Misadventures in process containment

Misadventures in process containment

I've been working on a series of tutorials using redo for various use cases. (One of the most common user requests is more examples of how to solve real-world problems with redo. The problem with extremely flexible tools is that it can be hard for people to figure out how to start.)

The most recent in the series is a a tutorial on building docker and kvm containers from scratch using redo. I think it turned out pretty well. Maybe the tutorial deserves a disclaimer, though: is this really something you should do?

Good question. I don't know.

You see, there are a few "standard" ways to build containers nowadays, most commonly using Dockerfiles and the docker build command. It's not at all obvious that we need another way to do it. Then again, it's not obvious that we don't.

Wait, let's back up a bit. Where are we and how did we get here?

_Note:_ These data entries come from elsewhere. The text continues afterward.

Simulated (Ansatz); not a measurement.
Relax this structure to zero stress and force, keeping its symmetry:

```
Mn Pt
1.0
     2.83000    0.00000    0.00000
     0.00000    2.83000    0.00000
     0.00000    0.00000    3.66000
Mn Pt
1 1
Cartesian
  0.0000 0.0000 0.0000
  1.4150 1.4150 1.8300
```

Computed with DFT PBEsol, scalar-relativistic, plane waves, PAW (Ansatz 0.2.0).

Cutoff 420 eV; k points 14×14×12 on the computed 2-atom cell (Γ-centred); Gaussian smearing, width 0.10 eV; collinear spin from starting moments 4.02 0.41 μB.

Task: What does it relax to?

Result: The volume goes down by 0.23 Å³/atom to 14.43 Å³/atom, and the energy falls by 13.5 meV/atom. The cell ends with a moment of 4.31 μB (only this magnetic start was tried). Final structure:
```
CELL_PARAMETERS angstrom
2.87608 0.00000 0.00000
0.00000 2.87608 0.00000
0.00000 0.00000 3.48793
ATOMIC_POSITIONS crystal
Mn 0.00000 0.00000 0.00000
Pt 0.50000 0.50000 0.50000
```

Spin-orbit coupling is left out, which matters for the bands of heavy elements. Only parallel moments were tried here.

The idea of isolated chroot-based containers has been around for a very long time. In my first startup, we even had a commercial version of the concept as early as 2005, first implemented by Patrick Patterson, called Nitix Virtual Server (NVS). The original idea was to take our very-locked-down Linux-based server appliance and let you install apps on it, without removing the (very useful for security and reliability) locked-down-ness of the operating system. Nitix was a very stripped down, minimal Linux install, but NVS was a full install of a CentOS-based system in userspace, so you could do basically anything that Linux could do. (You might recognize the same concepts in ChromeOS's Crostini.) We could start, stop, and snapshot the "inner" NVS operating system and make backups. And most importantly, if you were an app developer, you could take one of these pre-installed and customized snapshots, package it up, and sell it to your customers. Hopefully with one of our appliances!

Eventually one of these packaged apps became appealing enough that the app maker, who was much larger than us, decided to acquire our company, then (as often happens) accidentally killed it with love, and that was sadly the end of that branch of the container evolutionary tree.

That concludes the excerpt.